Di Meo’s journey in wine began as a youth in Avellino: “From when I was little, I had a passion for wine,” he says.
While still a teenager, he began planting and replanting family vineyards in Salza Irpina. In the early 1980s, he and his siblings—brother Generoso, a doctor, and sister Erminia (who died in 2012)—decided to launch their own wine company.
Di Meo studied enology and, at 20, led his first small commercial harvest of Fiano. “When we started, there were five producers in Irpinia,” he says. “Now there are more than 300.”
Once dominated by the historic Mastroberardino winery, Irpinia has indeed become a hotbed of small and medium quality-wine producers. The area offers a wide range of soils and grape varieties and a relatively cool growing season that seldom lacks water.

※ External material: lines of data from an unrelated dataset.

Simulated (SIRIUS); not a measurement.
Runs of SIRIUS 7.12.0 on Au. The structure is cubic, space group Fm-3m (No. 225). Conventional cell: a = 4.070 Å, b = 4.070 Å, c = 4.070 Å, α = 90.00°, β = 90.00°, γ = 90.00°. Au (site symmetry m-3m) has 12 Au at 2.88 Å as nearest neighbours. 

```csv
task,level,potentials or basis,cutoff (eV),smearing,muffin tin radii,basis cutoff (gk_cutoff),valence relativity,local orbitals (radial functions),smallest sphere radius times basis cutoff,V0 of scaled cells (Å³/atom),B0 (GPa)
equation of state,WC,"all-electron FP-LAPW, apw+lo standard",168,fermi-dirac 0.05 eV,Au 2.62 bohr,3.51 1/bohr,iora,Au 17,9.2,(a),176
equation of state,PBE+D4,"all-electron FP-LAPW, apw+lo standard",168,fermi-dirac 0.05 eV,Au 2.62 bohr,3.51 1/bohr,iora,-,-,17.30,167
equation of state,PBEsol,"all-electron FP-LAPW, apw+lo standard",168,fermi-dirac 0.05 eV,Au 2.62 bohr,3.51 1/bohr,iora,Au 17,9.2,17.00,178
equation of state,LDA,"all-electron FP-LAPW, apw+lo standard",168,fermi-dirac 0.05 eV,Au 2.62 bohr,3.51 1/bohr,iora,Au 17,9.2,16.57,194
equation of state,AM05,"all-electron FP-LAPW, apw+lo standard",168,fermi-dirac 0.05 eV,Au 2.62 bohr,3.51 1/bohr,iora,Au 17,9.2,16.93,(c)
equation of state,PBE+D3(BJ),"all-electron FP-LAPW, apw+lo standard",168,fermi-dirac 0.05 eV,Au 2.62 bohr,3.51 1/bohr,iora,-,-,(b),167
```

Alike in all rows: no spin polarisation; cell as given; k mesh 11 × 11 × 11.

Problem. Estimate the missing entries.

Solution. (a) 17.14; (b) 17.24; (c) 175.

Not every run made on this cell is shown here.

On my recent tour of the area, I also visited producers who have arisen in recent decades, such as the Basso olive oil family’s Villa Raiano, which produces three single-vineyard Fianos, and Donnachiara, run by the charismatic Ilaria Petitto with enologist Riccardo Cotarella, which made Wine Spectator’s Top 100 of 2017 for its 2015 Aglianico Irpinia (90, $18).
Yet from the start, Di Meo has stood out from his peers with his own bold and distinctive methods. For all his Fianos, he has used some degree of maceration on the grape’s thick skins and has fermented in small batches, both with indigenous and selected yeasts. His calling card has been aging on lees for longer and longer stretches.
And he hasn’t stopped at wine. In addition to working with a Northern Italian distillery to make a line of grappas and brandies, in the 1990s, Di Meo began producing a pair of liqueurs from his grandmothers’ familial recipes. In 2021, after selecting flowers, herbs and roots from Irpinia and lemons from the Amalfi Coast, he produced his own version of London Dry Gin.
“I like to always experiment,” he says. “It’s a beautiful thing. You are never in monotony.”
Thanks to winemakers like Di Meo, neither are we.